Hello again! This is the 2nd article I’m writing at Start Story!

For those who didn’t read the first interview, I’m Philip Karageorgis and created a fulfillment company in China.

The main service we offer is product sourcing and fulfillment of orders for e-commerce brand owners and drop shippers internationally.

Currently, we are well behind in comparison to last time, and if numbers persist, we will likely turn over $300k for 2022. It’s a good thing as it shows it’s no positives and ups in a successful business. Anything can happen, and it can happen very quickly!

Hopefully, I can write another post in a year or two, telling all you readers how 2024 is on track to turn over $10m+!


Shit happens and there’s nothing you can do about it!

Tell us about what you’ve been up to. Has the business been growing?

The business has generally and consistently declined since the last article. Very shortly after writing it up, we had some pretty bad luck.

First, there was a fire in the neighboring warehouse, which forced the whole complex to be shut down for a few days

Following this, there were freak floods in our province exceeding the amount Henan has not seen for 1000s of years.

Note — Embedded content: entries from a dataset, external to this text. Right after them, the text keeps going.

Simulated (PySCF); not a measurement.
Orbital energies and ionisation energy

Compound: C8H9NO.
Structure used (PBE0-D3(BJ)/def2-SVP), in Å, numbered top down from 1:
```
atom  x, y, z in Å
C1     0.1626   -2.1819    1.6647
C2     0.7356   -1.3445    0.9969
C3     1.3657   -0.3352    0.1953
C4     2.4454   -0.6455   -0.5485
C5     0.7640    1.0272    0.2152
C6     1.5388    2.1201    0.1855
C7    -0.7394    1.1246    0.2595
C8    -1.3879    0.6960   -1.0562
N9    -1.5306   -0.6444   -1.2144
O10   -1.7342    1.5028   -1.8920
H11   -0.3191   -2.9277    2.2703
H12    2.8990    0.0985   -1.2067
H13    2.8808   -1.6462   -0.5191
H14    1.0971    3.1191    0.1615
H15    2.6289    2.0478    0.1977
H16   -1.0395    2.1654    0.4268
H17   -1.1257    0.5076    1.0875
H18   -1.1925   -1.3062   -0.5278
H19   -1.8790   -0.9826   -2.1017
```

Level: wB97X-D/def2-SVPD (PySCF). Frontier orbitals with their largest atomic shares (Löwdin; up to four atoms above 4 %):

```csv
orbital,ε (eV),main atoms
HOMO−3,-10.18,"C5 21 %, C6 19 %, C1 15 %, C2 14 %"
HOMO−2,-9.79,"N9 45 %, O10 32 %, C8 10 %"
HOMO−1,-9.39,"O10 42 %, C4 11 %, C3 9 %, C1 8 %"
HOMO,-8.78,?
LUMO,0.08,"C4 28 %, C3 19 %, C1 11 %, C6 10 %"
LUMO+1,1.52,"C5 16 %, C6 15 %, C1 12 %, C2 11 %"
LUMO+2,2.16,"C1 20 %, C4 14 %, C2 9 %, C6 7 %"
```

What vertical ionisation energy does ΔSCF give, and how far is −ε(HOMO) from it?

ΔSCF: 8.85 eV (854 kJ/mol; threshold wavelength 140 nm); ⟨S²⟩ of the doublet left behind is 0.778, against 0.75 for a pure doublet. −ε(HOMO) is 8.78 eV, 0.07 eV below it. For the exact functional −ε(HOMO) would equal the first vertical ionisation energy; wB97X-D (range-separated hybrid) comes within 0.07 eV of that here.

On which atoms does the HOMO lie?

We were out of action for almost a month as the city was waterlogged. 80% of our client inventory was damaged and we had to refund or replace pretty much everything.

This hit us extremely hard as such flooding wasn’t covered under our insurance.

Not only did this stop us from generating any revenue, but we were also out of pocket by hundreds of thousands of $ due to reimbursements and replacements.



We also lost a few clients to no fault of our own, as understandably, they had to find alternative suppliers and fulfillment companies to send their orders to. Once they settled, most who left never returned as they had their setup established elsewhere on permanently occurred in the summer of 2021, and took us a while to get back on our feet.

Peak season helped to lift us, it was far from the numbers we were used to.

2022 saw multiple city-wide lockdowns across China, causing havoc, and adding to the already high shipping rates, shipping prices continued to skyrocket, with delays, backlogs, and shortages of shipping containers taking months to leave ports

We have witnessed ecom and fulfillment companies close one after the other in China, with fierce competition and a downturn in the economy, it’s been cutthroat. Some of the largest eCommerce services providers in China have gone into liquidation and many other businesses, in general, are shutting down. One of the contributing factors was the Ukrain/Russia war which has put even more stress on the ever-dire situation

Mid 2022, we had to relocate warehouses and moved into a new complex. The old warehouse had to be demolished. As land in China is government-owned, there is no say or choice in the matter.

Some businesses in the old complex only just finished renovating, spending well into 5 digits, to then be completely knocked down.

Although we were planning on moving, it was another unnecessary, unexpected, and early expense that could have otherwise been delayed and better planned.




Enough with the doom and gloom!

Now for some positive energy!

So, here we are, in our new warehouse, with pretty much the same stuff that has stuck with us through thick and thin.

We launched our in-house developed ERP and migrated all customers over.

This was a huge milestone for us as it was in development for over 2 years (and still is, it never ends!).

Many of the previous manual systems have now been automated and we’re adding more and more features to automate and help our userbase in every way possible.

We cleaned up our client list, and now have a smaller, but much higher quality and loyal customer base.

We moved over to Discord from Slack for our dedicated support and did away with Slack. We’re looking at creating more of a community with our clients and Discord was the best solution, plus it’s free!

At one point we were spending close to $5,000/pm for Slack and it didn’t make sense.

We started investing in marketing and outsourced the majority. We completely revamped our ManyChat bot as most of our leads come from FB via the Messenger channel.

We are very happy with the new bot system and it more than serves its purpose, it also gives us the flexibility to integrate into our app.honestfulphilment.com platform via API to assist in automating lead generation and sign-ups, among many other things.

We tried some paid ads, which didn’t perform well, mainly because it was a test and the creative we used was pretty poor. It was mainly to test traffic to our new bot setup and to make sure it did its job.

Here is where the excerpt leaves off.